In the logistics sector, businesses facing zero revenue are at elevated risk of criminal syndicate takeover. These hollowed-out zombie companies are then weaponised for trade-based money laundering, generating fake invoices and phantom shipments to move capital across borders under the cover of legitimate trade.
The food and agricultural sector presents an equally serious but less visible risk. The FAO has warned that between 20% to 30% of the world's fertilizers are currently unable to move through the Strait of Hormuz, driving a surge in prices and forcing agricultural businesses to source inputs through alternative, less scrutinised channels. Beyond fertilizers, grains, edible oils, and soft commodities including sugar, cocoa, and coffee are among the cargoes stuck at sea, creating scarcity conditions that historically drive origin laundering, where illegally sourced or non-compliant agricultural goods are falsified with fraudulent audit trails and geolocation data to pass as certified, premium products.
(b) Sanctions-evasion driven criminal activities
The conflict has also accelerated sanctions-evasion driven criminal activities including technology-enabled fraud and beneficial ownership abuses. According to Sumsub's Identity Fraud Report 2025-2026, fraud rates in the Middle East already increased by 19.8%, with Iraq recording the highest fraud rate in the region at 9.7%, reflecting how conflict and instability directly correlate with surging financial crime. Banks across the GCC are already bracing for a significant shift in identity fraud driven by synthetic media capable of bypassing biometric and voice verification systems. Meanwhile, the conflict and Strait of Hormuz disruption pushes affected parties including sanctioned entities and individuals to rethink ways to circumvent the due diligence requirements pertaining to ultimate beneficial ownership.

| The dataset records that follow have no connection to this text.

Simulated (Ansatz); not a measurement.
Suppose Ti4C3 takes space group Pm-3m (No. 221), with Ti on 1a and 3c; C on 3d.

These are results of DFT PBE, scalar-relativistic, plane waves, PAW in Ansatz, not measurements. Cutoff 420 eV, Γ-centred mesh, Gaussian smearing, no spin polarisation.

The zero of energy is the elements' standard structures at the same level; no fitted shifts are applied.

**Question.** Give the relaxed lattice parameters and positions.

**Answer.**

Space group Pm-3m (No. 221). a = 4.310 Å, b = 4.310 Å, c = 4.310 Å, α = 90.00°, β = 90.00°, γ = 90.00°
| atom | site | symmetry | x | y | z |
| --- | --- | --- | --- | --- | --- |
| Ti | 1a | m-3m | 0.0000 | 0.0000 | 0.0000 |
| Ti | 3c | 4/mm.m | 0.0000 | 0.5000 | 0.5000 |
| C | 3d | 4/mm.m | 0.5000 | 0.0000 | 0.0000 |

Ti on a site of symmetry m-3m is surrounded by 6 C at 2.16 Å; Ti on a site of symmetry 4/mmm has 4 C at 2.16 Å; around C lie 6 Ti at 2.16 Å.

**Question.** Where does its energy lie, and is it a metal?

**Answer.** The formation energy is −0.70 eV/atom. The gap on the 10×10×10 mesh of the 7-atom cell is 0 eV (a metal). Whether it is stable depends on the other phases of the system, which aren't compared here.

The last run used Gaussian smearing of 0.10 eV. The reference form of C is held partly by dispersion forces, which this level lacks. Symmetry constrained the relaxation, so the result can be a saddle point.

In the context of technology-enabled fraud, two typologies that already exist are likely to be significantly accelerated by the conflict. The first is synthetic distress identities, where fraudsters use generative AI to fabricate personas posing as refugees or conflict victims to open accounts and receive illicit funds under the guise of humanitarian aid. This typology is particularly difficult to detect because the emotional and geopolitical context makes rigorous due diligence harder to apply without appearing callous. The second is deepfake-enabled onboarding fraud, which presents a serious threat particularly for non-face-to-face business relationships. As remote onboarding surges during conflict, driven by displaced individuals, emergency account openings, and sanctions-driven workarounds, deepfakes allow bad actors to defeat biometric verification and liveness checks in real time. In 2024, a finance worker at multinational engineering business Arup in Hong Kong authorised USD25.5 million in wire transfers during what appeared to be a routine video call with their CFO and senior colleagues. Every participant on that call, except the victim, was an AI-generated deepfake. The FATF flagged this as an emerging priority in its December 2025 Horizon Scan on AI and Deepfakes, and the current conflict is accelerating exactly the conditions that make it exploitable.
In relation to the circumventing of ultimate beneficial ownership identification, sanctioned individuals are likely to be using the urgency and chaos of conflict to restructure their beneficial ownership through layered corporate arrangements and nominee directors, placing distance between themselves and their assets. The pressure to move wealth quickly out of conflict zones means that UBO structures that would ordinarily take months to establish are being rushed through jurisdictions with lighter disclosure requirements. For compliance practitioners, a customer who appeared clean at onboarding may now sit behind a beneficial ownership structure that has been deliberately reorganised to obscure a sanctions exposure.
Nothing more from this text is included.